On Sunday, Cardinal Antonio Maria Rouco, archbishop of Madrid, opened the canonization process of Guadalupe Ortíz de Landázuri of Madrid, a high school teacher.

During the solemn opening of the process, Cardinal Rouco said that the Church needs to be enriched by the holy lives of her children. He stressed that Ortíz sought holiness as a teacher and as a collaborator with Blessed Escrivá from the very beginning of the Opus Dei.

Ortíz (1916-1975) was one of the first women to join the Opus Dei. She began the apostolic work of this prelature in several Spanish and Mexican cities.

She worked for six years in Mexico, educating young peasant women, both in the capital as well as in Monterrey, Tacambaro and Amilpas.

In Spain, she taught in two Madrid institutes. She received a doctorate in chemical science from the University of Madrid in 1965.

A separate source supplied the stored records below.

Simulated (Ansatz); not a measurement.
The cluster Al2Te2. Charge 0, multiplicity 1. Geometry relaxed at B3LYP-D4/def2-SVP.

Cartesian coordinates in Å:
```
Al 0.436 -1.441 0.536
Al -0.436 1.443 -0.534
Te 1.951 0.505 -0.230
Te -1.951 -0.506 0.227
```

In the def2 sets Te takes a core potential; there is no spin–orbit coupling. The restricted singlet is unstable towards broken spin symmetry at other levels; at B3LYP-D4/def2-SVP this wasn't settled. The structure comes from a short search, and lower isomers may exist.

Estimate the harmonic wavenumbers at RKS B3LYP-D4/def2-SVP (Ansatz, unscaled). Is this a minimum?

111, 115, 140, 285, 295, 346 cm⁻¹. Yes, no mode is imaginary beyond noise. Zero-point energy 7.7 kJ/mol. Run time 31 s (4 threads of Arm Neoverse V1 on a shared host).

Ortíz´s colleagues and students praised her for the quality of her classes, her amiable attention to everyone, and her Christian outlook, states a biography distributed by Opus Dei.

Ortíz interrupted her teaching in 1975 when she developed a heart ailment. She died months later.

Last year the Diocese of Pamplona opened the process of canonization of her brother Eduardo Ortíz, who died in 1985. He too was an Opus Dei member.